Phil Harrison's GDC keynote - Home, LittleBigPlanet & more

I just want to say that I think a lot of people are vastly underrating Home and what it could become. For example, I could easily see this scenario happening one day after work:

I come home, turn on the PS3, and load up Home. I appear in my virtual apartment and decide I'm tired of the decorations, so I decide to change them around. My guild leader messages me and says that the guild is having a meeting over in his apartment, so I walk on over. As we discuss strategy for the upcoming matches later that evening, we're all listening to some awesome background music stored on his PS3. After we're done, we crowd around his virtual TV to watch film of the previous week's matches to laugh at them and learn from them.

Later on after the matches, some of us decide we're sick of killing things so we head on over to (insert random company name here)'s sports building. We hang out and play virtual bball (for free), maybe watch some streaming matches from earlier, etc... We then decide to head on over to the arcade and play some multiplayer arcade action, which we do for about an hour.

After all this, we all head over to my place and sit down and watch a movie that's stored on my PS3 that I just downloaded while I was at work. We then decide to head back out to a dance club to mingle with people we don't know and make some friends. So we head to the nearest virtual dance club and hang out and chat while dancing to the people around. A couple hours later and after having made a new friend or two, we hang it up for the night.


Now I'd like someone to sit there and tell me that this doesn't completely blow away everything currently out there.
 
Years ago when MS announced X-Box (1) Live, and bragged about how it cost a billion dollars, I though they had purchased a huge commodity server farm that would allow devs and users to rent server space (invisibly and on the fly) to host games. I complemented MS on the effort, because I though it was the right decision -- computing as utility. I was disappointed to find out the reality.

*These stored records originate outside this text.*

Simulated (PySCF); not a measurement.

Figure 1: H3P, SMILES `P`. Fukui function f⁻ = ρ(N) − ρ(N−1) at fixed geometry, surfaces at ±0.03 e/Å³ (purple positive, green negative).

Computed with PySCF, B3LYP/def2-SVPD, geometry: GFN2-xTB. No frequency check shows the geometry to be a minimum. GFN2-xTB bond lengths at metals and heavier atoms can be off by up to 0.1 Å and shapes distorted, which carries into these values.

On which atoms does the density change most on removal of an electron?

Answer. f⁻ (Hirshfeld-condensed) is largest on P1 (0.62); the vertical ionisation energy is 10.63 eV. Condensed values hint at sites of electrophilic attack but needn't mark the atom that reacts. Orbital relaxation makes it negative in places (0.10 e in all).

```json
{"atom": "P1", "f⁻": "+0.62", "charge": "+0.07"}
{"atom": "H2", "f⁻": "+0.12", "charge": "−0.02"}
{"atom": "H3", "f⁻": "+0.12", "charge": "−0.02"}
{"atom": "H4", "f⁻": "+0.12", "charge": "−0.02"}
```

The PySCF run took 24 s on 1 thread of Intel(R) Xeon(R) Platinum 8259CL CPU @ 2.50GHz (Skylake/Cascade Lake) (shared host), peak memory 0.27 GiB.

Yes, there are many games on consoles that work P2P. IMHO, 32 player FPS games don't. You get a few people with lucky good connections (close to host), the rest disadvantaged, and even then, you get more lag than a PC FPS. Only the super-craptastic aiming of console shooters hides it.

Jeez dude this was debated years ago. live didn't cost 1 billion dollars. That was a misquote. They were including the costs of live along with the advertising budget for the xbox console itself (not just live). anyway there's no way live cost a biilion dollars to develop.
 
Last edited by a moderator:
Apparently something new was announced at the SCEA party and the embargo will lift in hours.
 
It's impressive but what would you do with a neighborhood?
I think Playstation will also serve as an interactive lobby room to play minigames.
It's a community build around the gamers and the games. The idea of building your own room is great. You could create a clan hall or a discotheque and charge people for entering.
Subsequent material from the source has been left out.